EDIT: I realised that my previous attempt at a way to describe the problem wasn't very helpful and indeed didnt actually model what I'm currently doing at the moment very well, so I've rewritten the post. I've included my working code. The data in the example I will use is the lending club loan data (csv format), which can be downloaded from here: https://www.kaggle.com/wendykan/lending-club-loan-data
I'm currently utilising PuLP and pandas in python to solve an optimization issue I have at the moment. I am quite new to linear programming, and utilised it recently to solve issues around minimising cost problems.
For this lending club example, lets say I have $100,000. Given that lending club loans are securitised and can be invested in by individuals, I would like to distribute the $100,000 such that:
1. the weighted average interest rate of the invested $100,000 cannot be below 8%.
2. The weighted average debt-to-income ratio of the invested $100,000 cannot exceed 10
Ignore for now (3. To minimise exposure to any one loan, the average loan size of the optimised portfolio cannot exceed $10,000.)

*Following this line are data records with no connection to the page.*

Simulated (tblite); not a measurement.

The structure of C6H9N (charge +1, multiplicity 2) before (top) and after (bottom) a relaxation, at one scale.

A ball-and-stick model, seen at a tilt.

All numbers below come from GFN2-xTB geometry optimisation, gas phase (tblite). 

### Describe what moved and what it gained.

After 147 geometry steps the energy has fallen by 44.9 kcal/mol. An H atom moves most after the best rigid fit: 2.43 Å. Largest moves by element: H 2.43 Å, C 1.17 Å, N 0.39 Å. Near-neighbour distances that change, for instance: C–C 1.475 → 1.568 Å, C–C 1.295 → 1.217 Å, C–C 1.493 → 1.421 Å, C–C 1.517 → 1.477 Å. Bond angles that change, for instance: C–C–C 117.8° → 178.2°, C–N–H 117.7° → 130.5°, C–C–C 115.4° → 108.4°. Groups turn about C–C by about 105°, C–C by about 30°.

I am having difficulties implementing constraint 3 and the constraint of my investment ceiling of $100,000. For constraints 1 & 2, I've weighted loans by loan size and multiplied the interest rate and Debt-income ratio by the weights, and can thus model those constraints in a linear fashion such that:
Sum of weighted interest rates => 0.08
Sum of weighted debt-income ratios <= 10
The final portfolio of loans purchased do not need to exactly equal $100,000. The objective function is to get to as close to 100,000 within the constraints i.e. LpMaximise.
I've chosen to model the selection of loans as a binary variable, as I would simply like to know if they are in or out. Furthermore, for the sake of speed and memory, I've chosen a slice of 50 rows from the data to work with.
Here is my code:
import pandas as pd
from pulp import *
import numpy as np
df = pd.read_csv('~/Desktop/loan.csv')
df.columns = [c.replace(' ','') for c in df.columns]
#cleaning up the data to get rid of spaces and to standardise percentage data
df.loc[:,'id'] = df.loc[:,'id'].astype(int)
df['int_rate'] = df['int_rate']/100 #convert interest rate to ratios.
#slicing the data to get a small sample of 50 loans
df = df.iloc[0:49,:]
#setting up the weighted averages for linear equations
sumloans = df.loc[:,'funded_amnt'].sum()
df['weights'] = df['funded_amnt'].div(sumloans,axis='index')
#Converting dataframe to weighted values!
df2 = df[["id","funded_amnt","dti","int_rate"]]
df2[["funded_amntwtd","dtiwtd","int_ratewtd"]] = df[["funded_amnt","dti","int_rate"]].multiply(df["weights"],axis="index")
df3 = pd.merge(df,df2.iloc[:,[4,5,6]],on=df["id"],how='left')
#Free up memory
df = None
df2 = None
#Variable construction
loanid = df3['id'].tolist()
dtiwtd = df3.set_index('id').to_dict()['dtiwtd']
loanmix = df3.set_index('id').to_dict()['funded_amnt']
wtdloanmix = df3.set_index('id').to_dict()['funded_amntwtd']
wa_int = df3.set_index('id').to_dict()['int_ratewtd']
id_vars = LpVariable.dicts("ID",indexs=loanid, cat='Integer',lowBound=0, upBound=1)
#Objective function added first. Summing all the loan values but examining constraints
prob = LpProblem("Funding",pulp.LpMaximize)
prob += lpSum([loanmix[i]*id_vars[i] for i in id_vars])
prob += lpSum([loanmix[i]*id_vars[i] for i in id_vars]) <= 100000 #"Sum of loans purchased must be equal to or less than $100,000"
prob += lpSum([dtiwtd[i]*id_vars[i] for i in id_vars]) <= 10 #"Sum of weighted dtis cannot be greater than 10"
prob += lpSum([wa_int[i]*id_vars[i] for i in id_vars]) >= 0.08 #"Sum of weighted interest rates cannot be less than 8%"
#Placeholder for inserting constraint on avg. loan size
prob.solve()
print("Status:", pulp.LpStatus[prob.status])
for v in prob.variables():
print(v.name, "=", v.varValue)
print("Total amount invested = ", value(prob.objective))
The solution status comes out as 'Unfeasible' and the output has some non binary integers.
I would appreciate any help around this matter. I'm a newbie to linear algebra and higher mathematics, but i have read this page (http://lpsolve.sourceforge.net/5.1/ratio.htm) which helped me set up the first two constraints. I'm just stuck on how to write an equation or code that would ensure the optimized portfolio has a average loan value of less than $10,000.